The Life of a Performer In The City

Being an actor? It’s not the glamorous life many people make it out to be

A long line of diverse people, inexplicably early in the morning on the streets of midtown. Either you are an aspiring broadway, film or TV actor, the steps you take during the beginning of your career play a significant role to get into the audition room and prove yourself as a performer. When you start out, you have to consider a few expenses: $150 per voice lesson (typically weekly for professionals), $800 for a 6-week acting class, $1,000 for headshots, etc. All those costs wouldn’t be too horrible if there was a sweet return on investment, but the arts being what they are, horribly underfunded and the epitome of what many consider discretionary, leave more than a little to be desired on the compensation end.

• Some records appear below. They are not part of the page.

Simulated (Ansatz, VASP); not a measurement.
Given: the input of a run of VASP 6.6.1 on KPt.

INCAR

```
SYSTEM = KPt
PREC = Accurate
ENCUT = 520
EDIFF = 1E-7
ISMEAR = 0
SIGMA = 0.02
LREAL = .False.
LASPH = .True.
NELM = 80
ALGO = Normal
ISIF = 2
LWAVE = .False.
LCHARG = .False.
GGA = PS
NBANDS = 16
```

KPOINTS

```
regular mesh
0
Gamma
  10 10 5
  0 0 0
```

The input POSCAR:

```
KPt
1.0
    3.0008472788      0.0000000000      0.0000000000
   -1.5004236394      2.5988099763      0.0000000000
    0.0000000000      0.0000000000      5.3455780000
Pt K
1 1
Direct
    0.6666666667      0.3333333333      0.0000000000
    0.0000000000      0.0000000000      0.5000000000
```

Of the 49,000 members of Actors’ Equity Association, the professional theatre actors union, around 17,000 are estimated to work in any one year. Of the members who do work, the median income from work in theatre is approximately $7,500 a year. This is insane if you consider the average rent for a room in a shared apartment costs about $1,300 monthly. Being an actor is not the glamorous life many people make it out to be. With so much competition, lines for auditions tend to start very early and are maintained until the audition has begun, while someone has arrived to sign in the line in order.
Once these actors are signed in, they have to prepare by warming up their voices in crowded rooms and spaces without bothering anybody, stretching for dance auditions with a hundred other people in the room, and also putting on nice clothes and makeup (for the women). It is the actor’s job to look their best, even though they woke up very early in the morning to get to this audition. Let’s not forget that the stereotypical actor’s safety job is waiting tables, and if they’re auditioning all day, then they’re at the restaurant all night. Imagine getting up at 4.30 am, going to stand in line until 10 am, auditioning between 2 and 5 pm, then going to a restaurant and working a full dinner shift.
If your restaurant is in midtown, and you live in upper Manhattan, Astoria, or Brooklyn (as many actors do) then after you get off work between 11-1 am (if not later) you have a 20-60 minute train ride in front of you home. Repeat, every day of the week. You will never know how hard it is until you try it for yourself. That said, there is an amazing community of actors, writers, directors and producers living in the city, and so if you have a true love of theatre and performance, you couldn’t ask for a better playground. Talent isn’t always enough to succeed as an actor in New York City, passion and persistence are absolutely essential. And even if a casting doesn’t go well, it’s not that bad: the only failure would be to follow a path that doesn’t speak to you.